A Meaningful Moment in My Life
The purpose of this assignment is to write a well-crafted story about a pivotal event in your life.
By pivotal event, I mean an incident (or closely related series of incidents) that resulted in a significant transition in your life, something that you would define as a coming-of-age experience. All of us have experienced moments or events that clearly changed us, or marked our transition into a new phase. You might think of these as stepping stones, or chapter markers, in your life. Your task is to take one of these pivotal events and shape your experiences into a story.
By story, I mean a literary text that loosely follows the structural conventions of initiation, problem development, crisis, climax, and realization (beginning, middle, and end). Although such organization is imposed on the chaos of experience, your task is to create a textual structure around your pivotal event in order to reveal its significance in your life. You will need to portray the events that led up to your stepping stone, and you will also need to demonstrate how this transition changed you. [Remember: show; don't tell.]

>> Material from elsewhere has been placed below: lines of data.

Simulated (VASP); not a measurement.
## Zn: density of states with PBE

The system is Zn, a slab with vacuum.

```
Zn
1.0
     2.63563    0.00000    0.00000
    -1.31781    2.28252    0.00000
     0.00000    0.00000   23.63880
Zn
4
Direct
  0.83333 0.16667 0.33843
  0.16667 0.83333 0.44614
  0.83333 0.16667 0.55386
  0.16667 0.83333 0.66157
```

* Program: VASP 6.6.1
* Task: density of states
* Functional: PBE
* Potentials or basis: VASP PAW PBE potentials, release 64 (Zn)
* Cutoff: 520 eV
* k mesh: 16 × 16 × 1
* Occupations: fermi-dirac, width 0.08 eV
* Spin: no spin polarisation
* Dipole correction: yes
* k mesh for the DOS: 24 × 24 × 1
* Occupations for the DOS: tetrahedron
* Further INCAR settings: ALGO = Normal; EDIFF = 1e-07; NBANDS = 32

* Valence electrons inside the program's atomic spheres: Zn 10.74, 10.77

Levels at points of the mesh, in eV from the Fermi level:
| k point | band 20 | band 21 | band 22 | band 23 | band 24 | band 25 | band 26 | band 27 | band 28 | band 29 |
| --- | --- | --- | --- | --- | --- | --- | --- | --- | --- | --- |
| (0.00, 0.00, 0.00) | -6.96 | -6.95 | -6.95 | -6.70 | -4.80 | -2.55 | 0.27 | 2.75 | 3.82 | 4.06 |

Your first task is to consider possible pivotal events (you might even want to make a list). What do you think are the most important turning points, stepping stones, and/or transitions in your life? These should be changes that you experienced within you, not merely external events (such as high school graduation). You can write about an external event, but you must use it as a catalyst to an internal change.
After considering the possibilities, you need to choose one pivotal event that you think would make the best story. You should not only consider what has the most potential for drama and resolution, but also what would lend itself best to a story's structure. You might want to eliminate what would be too complicated , or too difficult, to write about. Always choose a subject that you can control!
Your pivotal event is actually the climax of your story, but it is also your beginning, since it is the point you will begin writing about. In a free writing exercise, you might want to list quickly everything you can remember about your pivotal event--details of the actual scene, event, or moment; other people that were involved; thoughts and feelings that you had; experiences or issues that led up to the event; and the ways the event changes you.
In discovering a structure for story, you will need to work backwards from your pivotal event. If a conflict, tension, problem, crisis, issue, question, or desire was somehow resolved by your pivotal event, work backwards to the point when it (whatever it is) began to develop in your life as a concern. This point is your initiation into the story. You might simply ask yourself when was the first time you became aware of the conflict that the pivotal event resolved. Was there a series of connected incidents that incited a problem or desire the led eventually to the final pivotal event[s]?
Once you have a beginning and an end, you can focus on the movement between the two. Here selection and arrangement of material is most important. Write about only what is involved in a progressive narrative movement from the beginning to the end. Was there a person or power that stood in the way your reaching the pivotal event, and how did you get around such an obstacle[s]? How did your emotions or attitudes change along the way? Was there an unexpected event or complication that forced you into a crisis and that precipitated your pivotal event? Were there low points or high points along the way?
The climax is the moment[s] of transition when you actually experienced a change from "the old me" to "the new me." You might consider this a time of death and rebirth. Were there particular feelings, needs, perspectives, or beliefs that died or gave way to something entirely (or I suppose partially) new? Where were you, and what exactly were you doing, when the transformation took place? Did you realize that a change was taking place?
The resolution or conclusion should briefly note the consequences of the changes. Did your life change outwardly? Did you develop new ways of seeing the world? In what way were the internal changes apparent externally? How, and if, is "the new me" better than "the old me."